Indonesia’s plan to create a domestic rupiah NDF market
JAKARTA: Indonesia’s central bank plans to issue regulatory measures that will permit banks in the country to trade nondeliverable forwards in the domestic currency market.
The new measure is aimed at stabilising the rupiah, whose losses of around ninw per cent versus the dollar this year have re-ignited concerns about capital outflows.
Non-deliverable forwards are offshore dollar-settled currency derivatives used by investors with limited access to onshore markets to hedge their exposure or speculate. By their nature, there is no actual delivery of the underlying currency, and the contracts are merely used to synthetically generate a forward hedge.
Bank Indonesia (BI) wants to create a parallel non-deliverable forward market for the rupiah onshore as an alternative hedging instrument for businesses and foreign investors.
BI wants to bring sizeable speculative activity in the NDF markets onshore and under its immediate purview. The market is often heavily one-sided, volatile and a source of anxiety for investors in the rupiah.
Given the heavy foreign investment in Indonesia’s bond markets and companies, NDF volumes are significant so keeping those flows onshore could give the central bank a better grip on rupiah.
That in turn could narrow the gap between NDF and onshore rupiah forward rates. Thursday’s levels put one-year NDF at 15,830 rupiah per dollar, versus 15,645 onshore and a spot rate of 14,915.
Malaysia introduced similar measures in late 2016 and early 2017 to put a floor under its currency. Malaysia first brought the processes for setting benchmarks for ringgit NDFs onshore and then banned participants in its domestic markets from trading NDFs.

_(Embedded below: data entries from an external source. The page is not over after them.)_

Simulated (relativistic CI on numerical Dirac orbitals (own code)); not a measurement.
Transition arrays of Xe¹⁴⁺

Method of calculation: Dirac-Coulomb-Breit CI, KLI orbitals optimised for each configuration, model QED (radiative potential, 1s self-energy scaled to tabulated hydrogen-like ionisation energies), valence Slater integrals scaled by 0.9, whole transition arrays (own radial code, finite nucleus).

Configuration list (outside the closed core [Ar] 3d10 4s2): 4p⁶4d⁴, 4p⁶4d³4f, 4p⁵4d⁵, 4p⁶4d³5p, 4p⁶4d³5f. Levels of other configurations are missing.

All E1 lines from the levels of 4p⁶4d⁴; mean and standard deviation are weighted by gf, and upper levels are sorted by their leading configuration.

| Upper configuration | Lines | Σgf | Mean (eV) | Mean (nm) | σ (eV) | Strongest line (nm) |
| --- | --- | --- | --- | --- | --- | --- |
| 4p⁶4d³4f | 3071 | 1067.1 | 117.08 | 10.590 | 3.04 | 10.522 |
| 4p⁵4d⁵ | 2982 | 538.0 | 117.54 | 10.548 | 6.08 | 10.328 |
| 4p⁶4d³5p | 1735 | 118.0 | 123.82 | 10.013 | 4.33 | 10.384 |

Created in the early 1990s as a way for speculators to beat emerging market capital controls, NDFs were designed to be traded at an arm’s length from the regulators in the countries of the underlying currencies.
In this regard, Bank Indonesia’s requirement that the domestic NDF transactions be backed by genuine underlying transactions, suchasinvestor exposure to bonds or stocks, could make them less attractive for foreign market participants.